Today was my first full day in Paris. Thanks to some pretty serious jet-lag, my internal ticker’s been wonky since I left Seattle last week, and I fell asleep quite early last night, around 11PM local time. I was awake by 2AM, and spent the hours between then and 8AM reading, writing and catching up on Obama’s address. I finally fell asleep but didn’t get out of bed until noon, which made me feel slightly sloth-ish, but it was the first really solid night of sleep I’ve had since I left Seattle, so it was a fair trade.

I’m staying in an apartment in the 15th Arrondissement, right up the street from the Gare Montparnasse, with a very nice couple (Craig and Lora) who have graciously decided to provide me housing for a few nights. I lounged about their house for a while today before finally putting myself together and heading about town. I went on foot up to the Seine, meandered down to Notre Dame, and, to appease those nagging religious sentiments that still pulse deep inside me, lit a candle and said a prayer for a good trip. I wandered about the Ile St. Louis and over towards the Bastille, and then stopped in the Luxembourg Gardens on the way back, where I snacked on a baguette, kicked up my feet and read Flaubert, all of which felt exceedingly Parisian.

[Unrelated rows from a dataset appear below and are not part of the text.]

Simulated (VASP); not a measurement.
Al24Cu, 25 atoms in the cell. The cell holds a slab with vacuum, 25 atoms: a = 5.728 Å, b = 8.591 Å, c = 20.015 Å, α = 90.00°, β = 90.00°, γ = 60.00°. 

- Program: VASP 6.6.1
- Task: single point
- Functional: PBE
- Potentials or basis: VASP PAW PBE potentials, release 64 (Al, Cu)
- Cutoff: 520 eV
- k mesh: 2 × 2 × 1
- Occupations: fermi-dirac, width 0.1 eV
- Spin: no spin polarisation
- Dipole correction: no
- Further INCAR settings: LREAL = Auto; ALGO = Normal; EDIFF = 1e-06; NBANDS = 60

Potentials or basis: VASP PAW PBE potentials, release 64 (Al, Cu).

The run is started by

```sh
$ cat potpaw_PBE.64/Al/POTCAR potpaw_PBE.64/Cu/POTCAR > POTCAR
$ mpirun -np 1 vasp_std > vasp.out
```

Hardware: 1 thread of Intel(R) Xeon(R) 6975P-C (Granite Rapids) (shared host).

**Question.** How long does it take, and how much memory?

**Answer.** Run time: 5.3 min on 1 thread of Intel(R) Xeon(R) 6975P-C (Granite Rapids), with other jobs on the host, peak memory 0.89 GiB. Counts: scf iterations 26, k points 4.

It’s been over eight years since I was in France, and what had once been decent language skills have devolved, over years of non-use, into a pathetic, diffident, gesticulating melange of embarrassingly poor Franglish. Any accent I may have had has disappeared, and I’m sure to local ears my screechings sound as if I recently tumbled out of a feral preserve in the high Alps. I can’t remember words, conjugations, phrases, idioms: all the basics of language, and there’s really nothing to do about that except continue fumbling and flubbing my way about. For ease in interacting with the locals I might as well stamp “Special Needs” across my forehead, but, in all fairness, I don’t know how to say that in French.

Still though, I’m having fun. Craig and Lora are extremely hospitable and have made me feel very comfortable in their space. I’ve eaten more bread and cheese in the past 36 hours than I have in months, and it all tastes great: you can get French cheeses in the US, but it’s pasteurized differently, and much like the baguettes doesn’t taste nearly as good stateside as it does here. I lurked outside a fromagerie today inhaling the musty pungence, and I’m certain that one of these afternoons I’ll plunk myself down in some park with a selection of cheeses, a baguette, a bottle of wine and more of Monsieur Flaubert. And that right there might justify the entire trip.